So why did I leave the theater so unmoved? How did a book, which aroused such an avalanche of emotional responses from its readers, become such a bloodless, bone-dry play?  First of all, it is important to note that, in reading the book, the voice of the California firebrand who wrote “Play It As It Lays’ and “The White Album,” could be heard sharply and poignantly, the voice of someone who is smart and searching, who has finally found a subject that exists beyond intellectual clarity. There was a horrifying howl of disbelief in the face of absolute truth. She touched upon the very thing that connects Joan Didion to anyone who has known what it feels like to lose those one loves. It was about her husband John Gregory Dunne and her beloved daughter Quintana, yes, but it was also about all our dead spouses, all our dying children. The obsession with minutiae became emblematic of a growing insanity, a pain beneath the pain. When she finally came through to the other side, the sanity she regained was a less orderly sanity than the one she knew before. The memoir was not about that discovery, but rather about the discovering itself.
In the theater, the voice we hear, luminous as Ms. Redgrave is, is the voice of a well-bred, name-dropping upper East Side matron, who has reasoned through her pain before she walked on stage, and wants to share what she has learned with her audience, because she is certain that what she has found out will be of interest to us. Of course, it is of interest to us, but it is only natural that we might feel somewhat patronized if we are, to a degree, being lectured to, rather than being asked to participate in the discovery of her anguish. Ms. Redgrave, one of the few actresses capable of getting her hands dirtied, is not given a chance to do so here – and the result is that we don’t, either.  One admires the artists involved for avoiding sentimentality at all costs, but the final image of the play does not move or haunt us because it makes too much of Ms. Didion’s tragedy and not enough of the heartbreak we all share with Ms. Didion.
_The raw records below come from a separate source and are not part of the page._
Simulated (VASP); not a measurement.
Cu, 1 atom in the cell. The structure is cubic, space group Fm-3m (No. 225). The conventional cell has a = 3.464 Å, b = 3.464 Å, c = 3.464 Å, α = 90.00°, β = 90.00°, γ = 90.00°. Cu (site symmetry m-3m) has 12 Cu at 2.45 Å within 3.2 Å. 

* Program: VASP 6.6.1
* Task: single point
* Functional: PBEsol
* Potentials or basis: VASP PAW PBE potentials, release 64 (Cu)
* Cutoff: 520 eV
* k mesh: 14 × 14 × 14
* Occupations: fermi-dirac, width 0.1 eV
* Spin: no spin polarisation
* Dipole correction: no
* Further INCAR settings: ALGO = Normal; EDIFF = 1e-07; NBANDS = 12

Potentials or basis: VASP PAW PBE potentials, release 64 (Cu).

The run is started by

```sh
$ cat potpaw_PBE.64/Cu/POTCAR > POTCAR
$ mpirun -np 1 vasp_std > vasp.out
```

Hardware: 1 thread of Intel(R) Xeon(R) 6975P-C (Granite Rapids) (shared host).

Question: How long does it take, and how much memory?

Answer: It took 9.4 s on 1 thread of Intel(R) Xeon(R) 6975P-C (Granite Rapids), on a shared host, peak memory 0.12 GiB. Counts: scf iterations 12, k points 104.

The entire evening reeks of refinement. It is far too elegant, too well-bred, too tasteful. It is as if we have been offered a gift. The package comes beautifully wrapped, and when we are asked to carefully open it, we find inside a Special Edition of “The Year of Magical Thinking.” We touch it. We feel it. We turn to the inside. The pages are blank. We must return to our bookshelves and find the dog-eared copies of the book we read and loved and remind ourselves that magic doesn’t come in a package, no matter how beautifully wrapped it may be. A work of art, in this instance, has been transformed into an art piece.  One has life in it; the other just sits there, waiting to be admired. You choose which is preferable.